By Greg Ip
President Trump has presided over solid economic growth and much lower unemployment than economists would have expected a few years ago, a record he proudly touted in a speech in New York Tuesday.
Mr. Trump is counting on that record carrying him to re-election next year. Conversely, Democrats see hints of weakness, especially in manufacturing-intensive swing states, that could derail those plans.
Yet both could be working from an outdated playbook. Polarized politics mean that voters' views of the economy are increasingly shaped by their party preference, rather than the other way around. And for some key voting blocs, noneconomic issues such as immigration, race relations and Mr. Trump himself have superseded economic concerns in determining their vote. Thus, absent a serious recession or spectacular boom, the economy may have little bearing on how Americans vote next year.
Last week's elections offered a hint of that growing divide. Republicans were routed in state and local elections in northern Virginia and local elections in the Philadelphia suburbs of Chester and Delaware counties, prosperous areas where unemployment has hit decade lows. Last year, Republicans lost control of the House of Representatives despite heading into the midterm election with strong economic growth driven by their tax cut. Yet in counties disproportionately dependent on manufacturing, a sector hit hard by the trade war and global slowdown, Mr. Trump's approval has risen, analysis of polling data by The Wall Street Journal has found.
To be sure, congressional, state and local elections may reveal little about the role of the economy in presidential contests. Ray Fair, a Yale University economist who has used economic indicators such as per capita income to predict presidential vote shares since 1980, said there isn't enough data to conclude their predictive power has weakened in recent years. His model currently predicts Mr. Trump will win next year if consensus economic forecasts hold true.
Yet there are signs economic trends' sway over presidential contests has weakened. Political scientists John Sides, Michael Tesler and Lynn Vavreck, authors of "Identity Crisis: The 2016 Presidential Election Campaign and the Battle for the Meaning of America," have found that from John F. Kennedy through George W. Bush, consumer confidence and presidential approval were positively correlated. But that correlation disappeared under Barack Obama and has been absent during Mr. Trump's three years in office. His approval rating has remained both unusually stable, and low relative to consumer confidence. "His approval numbers are 15 points lower than where you'd have expected them to be," said Mr. Sides, who teaches at Vanderbilt University.

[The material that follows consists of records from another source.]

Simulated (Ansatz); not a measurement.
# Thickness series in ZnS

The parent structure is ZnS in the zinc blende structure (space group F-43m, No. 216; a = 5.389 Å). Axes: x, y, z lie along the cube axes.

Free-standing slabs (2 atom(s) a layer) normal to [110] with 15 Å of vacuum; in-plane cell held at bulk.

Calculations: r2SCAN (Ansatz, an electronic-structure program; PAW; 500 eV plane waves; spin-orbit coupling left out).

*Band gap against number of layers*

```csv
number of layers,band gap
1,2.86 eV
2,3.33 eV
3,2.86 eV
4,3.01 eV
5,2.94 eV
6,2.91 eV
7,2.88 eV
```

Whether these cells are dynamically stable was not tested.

One reason is that "partisan divides have put people into parallel universes when it comes to understanding and interpreting the economy," said Jonathan Rothwell, principal economist at Gallup. Republicans consistently rated economic conditions more poorly than did Democrats when Mr. Obama was president. Those attitudes flipped almost overnight with Mr. Trump's election. In August, 84% of Republicans were satisfied with the economy compared with just 36% of Democrats, the largest such spread since years five and six of George W. Bush's administration, according to polls conducted by NBC News and The Wall Street Journal.
"Each group has its own narrative about why GDP is up or down or why employment is high or low," Mr. Rothwell said. Voters can easily find "the story that matches his or her political preferences" amid all the information available.
Mr. Trump's ascendance in 2016 also marked a shift away from economics in voter priorities. Mr. Sides and his co-authors cite survey data to conclude that "race, ethnicity and religion" were more important than "economic insecurity" in driving support for Mr. Trump during the Republican primary. They also played a bigger role in the general election than in previous elections, they found. For voters who switched support from Mr. Obama in 2012 to Mr. Trump in 2016, "issues around race and immigration were more important than their own personal economic circumstances," Mr. Sides said.
Polls suggest economics will again take a back seat next year. Just 11% of voters rank any economic problem as the biggest problem facing the country now, according to Gallup, the lowest level in at least 18 years, while 34% cite government or poor leadership.
This doesn't prove the economy won't matter at all. When the economy cratered in 2008, economic assessments of Republicans and Democrats converged. Mr. Sides noted neither Mr. Obama nor Mr. Trump have been tested by an actual recession that began under their watch. Mr. Rothwell predicted that party platforms that cater to partisan Democrats' and Republicans' noneconomic priorities are apt to turn off independents. "There's room for a candidate to have a well-focused economic appeal to that group of people and do rather well."
In theory, even if economic conditions don't drive the national vote, they may do so enough in swing states to sway the election. An election model designed by Moody's Analytics combines state and national economic data with political indicators such as the president's approval to forecast the electoral college winner.
Yet after correctly predicting every election from 1996 through 2012 it wrongly called Mrs. Clinton to win handily in 2016. Mark Zandi, the firm's chief economist, said the model didn't capture how turnout trends in key industrial and Midwestern states would hurt Mrs. Clinton and help Mr. Trump. The model now incorporates turnout and predicts Mr. Trump will win if turnout is typical, said Mr. Zandi, "but I'd be surprised if it's typical."
Write to Greg Ip at email@example.com
(END) Dow Jones Newswires
November 12, 2019 13:38 ET (18:38 GMT)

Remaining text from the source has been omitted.